Figure 11: Left: The y-component of the headset’s rotation quaternion is visualized over a 5.5-second period. The sensor fusion with Kalman filter is compared to the old and new version of the optical tracking system. Right: Two examples of the y-component of the rotation quaternion to determine the time differences between IMU, OTS new and OTS old. The data points marked with a red circle, which represent matching features in the tracking, are compared in each case.

Table 2 summarizes the time differences measured thus far for the different tracking solutions utilized in the robustness tests of translation and rotation. It is evident that the time differences between OTS old and OTS new for the translation and rotation correspond to each other with a mean difference of 71 ms. Time differences between sensor fusion position and OTS were not recorded, as there are no significant time differences between sensor fusion and OTS new.

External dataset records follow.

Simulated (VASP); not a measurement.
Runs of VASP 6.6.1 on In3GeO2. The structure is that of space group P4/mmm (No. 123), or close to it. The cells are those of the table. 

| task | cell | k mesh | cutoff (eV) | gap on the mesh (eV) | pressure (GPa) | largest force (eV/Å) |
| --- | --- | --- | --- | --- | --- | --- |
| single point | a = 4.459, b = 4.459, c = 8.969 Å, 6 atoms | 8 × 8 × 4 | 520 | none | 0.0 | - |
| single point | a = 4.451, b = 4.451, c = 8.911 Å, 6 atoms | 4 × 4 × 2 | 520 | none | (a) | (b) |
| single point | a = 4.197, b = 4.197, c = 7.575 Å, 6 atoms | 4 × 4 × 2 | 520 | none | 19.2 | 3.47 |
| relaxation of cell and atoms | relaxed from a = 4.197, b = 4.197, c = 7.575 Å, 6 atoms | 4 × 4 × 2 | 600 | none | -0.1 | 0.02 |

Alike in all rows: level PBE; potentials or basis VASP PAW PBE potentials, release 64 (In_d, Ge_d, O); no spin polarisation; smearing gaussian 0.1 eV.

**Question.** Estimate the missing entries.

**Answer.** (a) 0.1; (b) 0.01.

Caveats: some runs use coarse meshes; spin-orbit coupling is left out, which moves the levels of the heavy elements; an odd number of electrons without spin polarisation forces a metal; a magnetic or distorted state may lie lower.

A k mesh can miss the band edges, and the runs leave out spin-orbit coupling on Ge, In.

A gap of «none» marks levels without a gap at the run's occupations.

Table 2: Summary of the overall latency/delay improvements of different tracking solutions. Time difference between tracking methods in ms.
Tracking Position Rotation
methods Example 1 Example 2 Example 1 Example 2
OTS old - OTS new 66 78 70 70
OTS new - IMU - - 65 70
OTS old - IMU - - 135 140

4.2 Field-testing at ESA’s Neutral Buoyancy Facility

In a campaign at the European Astronaut Center in Cologne the underwater VR headset has been tested within the pool of the Neutral Buoyancy Facility (NBF). This visit resulted in an occasion to have the VR headset assessed by a group of test persons, including the ESA astronauts Matthias Maurer and Marco Sieber, along with VR experts in the domain of astronaut training purposes and an astronaut training instructor (referred to as test subjects in the following test evaluation).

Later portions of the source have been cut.